/ 23 September 2005

Verneuk!

Details of how three senior Saambou officials set up elaborate operations involving a string of companies that received payments and loans to buy shares and improve Saambou’s capital position are contained in the charge sheet against the three. These transactions were initiated after Saambou was unable to secure funding in the marketplace to cover bad debts.

The three — Saambou’s former CEO Johan Myburgh, director Charles Edwards and financial manager Gerhardus de Clercq — were arrested and released on R50 000 bail each in the Pretoria Regional Court last week.

Saambou’s collapse is one of the largest in South African corporate history. It was the country’s seventh-largest bank with 350 000 clients. Thousands of investors lost money.

Saambou was suspended on the Johannesburg Stock Exchange on February 11 2002 with a share price of R2,80 and a market cap of R467,5-million. The share price had been as high as R13,60 between the beginning of 1999 and its date of suspension.

On March 31 2002, Saambou had a net deficit in assets of some R2-million, having lost its entire primary and secondary capital.

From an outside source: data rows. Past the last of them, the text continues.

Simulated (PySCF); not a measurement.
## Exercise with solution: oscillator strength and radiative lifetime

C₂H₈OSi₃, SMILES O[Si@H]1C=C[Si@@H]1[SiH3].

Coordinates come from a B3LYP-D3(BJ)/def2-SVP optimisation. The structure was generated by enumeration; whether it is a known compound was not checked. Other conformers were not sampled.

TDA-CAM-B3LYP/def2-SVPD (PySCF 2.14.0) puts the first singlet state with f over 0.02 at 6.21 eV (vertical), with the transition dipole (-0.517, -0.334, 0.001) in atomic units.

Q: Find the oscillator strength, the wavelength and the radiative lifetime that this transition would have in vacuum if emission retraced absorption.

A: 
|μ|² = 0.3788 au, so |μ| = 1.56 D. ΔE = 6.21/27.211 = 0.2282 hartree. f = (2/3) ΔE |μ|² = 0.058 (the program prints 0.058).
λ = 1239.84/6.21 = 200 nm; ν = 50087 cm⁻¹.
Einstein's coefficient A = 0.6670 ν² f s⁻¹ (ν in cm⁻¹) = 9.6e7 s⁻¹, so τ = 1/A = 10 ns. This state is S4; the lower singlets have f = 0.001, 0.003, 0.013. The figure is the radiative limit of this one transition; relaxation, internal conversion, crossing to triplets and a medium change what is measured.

The 103-page provisional charge sheet details the 10 charges of fraud, one of theft and two counts of contravening the Companies Act.

The charge sheet alleges that the Saambou officials conspired to misrepresent the financial position of the bank, recklessly fiddling with the company’s financials to maintain investor confidence and to prevent the share price from falling.

The charge sheet also alleges that the accused made loans to directors and officers of companies in the Saambou group, and other parties, to purchase shares in Saambou Holdings (SH). The aggregated total as of March 31 2001 stood at over R139-million.

Also included in the charge sheet are allegations that, on March 31 2000, R148,5-million of the R531,3-million insurance cover available to Saambou was exposed to the credit risk of Saambou instead of third parties.

William Frater of Frater Asset Management told the Mail & Guardian that the case probably represents both a failure in fiduciary duties, or acting in the interest of the company, as well as failure to exercise due care and skill.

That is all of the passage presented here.